“Keep close to Nature’s heart … and break clear away, once in awhile, and climb a mountain or spend a week in the woods. Wash your spirit clean.”
In the beginning of February, I stumbled upon this article on CNN.com:
I didn’t know that the National Park Service was turning 100 in 2016, so that grabbed my attention immediately.
I love that CNN is launching a year-long series to celebrate. I can’t wait to see what they publish.
This first kick-off article focuses on Yellowstone National Park, the first federal park to be created, in 1872.
Its anniversary, the 144th this year, is March 1st.
The National Park Service was established on August 25, 1916, by way of the Organic Act. Back then, it protected the existing 14 national parks, 21 monuments, two reservations, and “those yet to be established.”
While reading this article, I recognized John Muir’s name immediately. I remembering researching him and the Sierra Club in high school. I took Visual Arts in my junior and senior years, and I had to have a focus, or an overall theme, for my final presentation at the end of my senior year. I was drawn (no pun intended) to flowers, nature, and landscapes, so I made environmentalism my overall theme. I remember being fascinated by Muir and his work to help conserve our land, dreaming of the day that I would get to experience the lands that he worked to protect.
Sadly, Muir died two years before the National Park Service was created. He died on Christmas Eve 1914, at age 76, of pneumonia.
However, his legacy lives on.
He helped establish Yosemite National Park in 1890, and has been lauded as an inspiration to both Scotland and the U.S.
His name, in the U.S., is on a 211-mile hiking trail in the Sierra Nevada, a national monument, a beach, a glacier, a college, a camp, and a mountain.

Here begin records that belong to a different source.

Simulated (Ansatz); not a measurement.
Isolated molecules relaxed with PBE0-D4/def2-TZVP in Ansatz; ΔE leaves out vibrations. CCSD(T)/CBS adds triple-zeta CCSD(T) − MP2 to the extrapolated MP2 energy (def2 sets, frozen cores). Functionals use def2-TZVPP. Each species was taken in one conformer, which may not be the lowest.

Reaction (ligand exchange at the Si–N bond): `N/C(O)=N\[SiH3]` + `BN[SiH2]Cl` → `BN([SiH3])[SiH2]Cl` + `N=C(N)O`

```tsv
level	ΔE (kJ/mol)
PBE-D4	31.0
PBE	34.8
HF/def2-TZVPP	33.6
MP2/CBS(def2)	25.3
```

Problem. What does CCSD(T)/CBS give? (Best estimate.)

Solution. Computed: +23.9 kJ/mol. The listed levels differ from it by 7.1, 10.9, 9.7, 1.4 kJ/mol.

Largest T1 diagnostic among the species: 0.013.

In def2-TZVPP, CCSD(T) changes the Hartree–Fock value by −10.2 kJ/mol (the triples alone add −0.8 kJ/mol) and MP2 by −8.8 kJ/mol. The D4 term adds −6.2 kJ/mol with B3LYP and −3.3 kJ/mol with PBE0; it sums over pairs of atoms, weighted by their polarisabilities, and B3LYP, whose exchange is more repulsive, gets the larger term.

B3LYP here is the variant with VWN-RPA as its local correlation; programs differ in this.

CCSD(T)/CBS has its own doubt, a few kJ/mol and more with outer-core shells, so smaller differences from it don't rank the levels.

In Scotland, his name is on a 130-mile long distance route. In 2013, the first ever John Muir Day was celebrated in the country, to mark the 175th anniversary of the conservationist’s birth.
Reading this article, it’s chock full of history that you just don’t see in the history textbooks today. Personally, this article has inspired me to dig deeper. I want to learn as much as I can about the National Park Service, Hetch Hetchy Valley, artist George Caitlin, Stephen Mather, and the National Geographic Society.
It also makes wanna get away. Between reading this article and recently chronicling My Bucket List, I want to go West as soon as possible!